Fig 12. Refits from TD6.2.4.

a) Ata04-G15-22 and Ata05-F14-4, quartz; b) Ata95-G17-243 and Ata95-G17-249 limestone; c) Ata09-G13-562 and Ata09-G12-374, quartzarenite.

This subunit contains more of all the generic raw material varieties (i.e. microconglomerate, quartzite from the Utrillas formation, orthoquartzite, and metasandstone) [70], indicating a greater range in the search for raw materials, although evidence points to some degree of selection of better quality varieties [63]. Despite this, Neogene chert dominates the lithic assemblage (c. 38%) for the first time in Gran Dolina, a trend that remains constant at this and most other Sierra de Atapuerca Pleistocene sites.

Subunit TD6.2.4 contains notably less percussive material than in other subunits (Fig 8), representing only 14.4% of the whole assemblage. Complete pebbles are smaller than in previous layers (average size 70x53x40 mm; average weight 317 g), although the largest are limestone and quartzite, and the smallest are sandstone and quartzarenite. The morphologies vary, with oval, polyhedral and prismatic items. As in previous layers, most fractured pebbles and fragments of pebbles show percussion marks. One of these hammerstones was flaked as a core, and another complete pebble was used as an anvil. The decrease in percussive material reinforces the more productive character of the hominin occupation at TD6.2.4. This increased production is represented by 11 cores (4.6%), as well as 127 flakes, broken flakes, flake fragments and flake-blanks from retouched pieces, accounting for 53.4% of the assemblage. Compared to the previous marginal occupation of the cave, these figures point to more intense hominin activity. The technological record is also more homogeneous here, and all the stages of the operative chains are represented, meaning that all types of pieces typically produced during knapping are present.
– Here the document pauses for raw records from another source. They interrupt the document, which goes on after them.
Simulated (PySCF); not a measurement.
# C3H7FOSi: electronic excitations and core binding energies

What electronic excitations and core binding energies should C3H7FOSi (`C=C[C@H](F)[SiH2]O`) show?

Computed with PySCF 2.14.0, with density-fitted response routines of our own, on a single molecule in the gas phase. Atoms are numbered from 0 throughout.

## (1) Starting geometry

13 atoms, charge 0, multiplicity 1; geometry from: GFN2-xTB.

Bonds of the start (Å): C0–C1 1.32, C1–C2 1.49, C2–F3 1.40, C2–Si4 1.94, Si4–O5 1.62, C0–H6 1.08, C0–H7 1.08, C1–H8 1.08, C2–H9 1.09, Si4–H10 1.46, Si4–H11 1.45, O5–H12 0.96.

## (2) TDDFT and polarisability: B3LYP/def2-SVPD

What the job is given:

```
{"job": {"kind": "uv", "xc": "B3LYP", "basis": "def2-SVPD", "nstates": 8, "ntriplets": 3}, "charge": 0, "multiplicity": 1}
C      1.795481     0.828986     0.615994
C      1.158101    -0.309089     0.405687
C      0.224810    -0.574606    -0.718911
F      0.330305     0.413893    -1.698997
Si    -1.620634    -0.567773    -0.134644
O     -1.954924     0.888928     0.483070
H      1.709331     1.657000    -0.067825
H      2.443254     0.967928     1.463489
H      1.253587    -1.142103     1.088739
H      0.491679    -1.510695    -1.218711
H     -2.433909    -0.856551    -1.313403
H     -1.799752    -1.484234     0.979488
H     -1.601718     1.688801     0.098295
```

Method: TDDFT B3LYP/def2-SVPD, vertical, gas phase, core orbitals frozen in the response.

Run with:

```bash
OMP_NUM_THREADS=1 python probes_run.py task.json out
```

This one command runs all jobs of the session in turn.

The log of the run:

The 11 cores are made of all of the different raw materials (Fig 9), reinforcing the increased impact of the hominin occupation, as well as the diversification of the knowledge and spatial control of available resources. Whatever the raw material, knapping was both unifacial and bifacial, and usually unipolar longitudinal, with four cores showing a centripetal trend and one bipolar-on-anvil in quartz. In the majority of cases, at least 2/3, and sometimes all, of the core surface was used, particularly in the centripetally knapped pieces. However, half were abandoned at an intermediate stage of production. In other words, based on the size of the scars on their surfaces the cores could have produced further flakes. The average size of these cores is 69x58x43 mm, with a standard deviation of 22 cm.

The group of flakes (Fig 10) contains 115 items, including complete flakes, broken flakes and flake fragments. These come from all the raw materials, mainly comprising Neogene chert (31%), followed by limestone, quartzarenite, quartz, quartzite, sandstone, and Cretaceous chert, none of which accounts for more than 16.5% of the whole group. The percentage of fractured flakes is lower than in other subunits at 25%, although this is still high for fluvial materials.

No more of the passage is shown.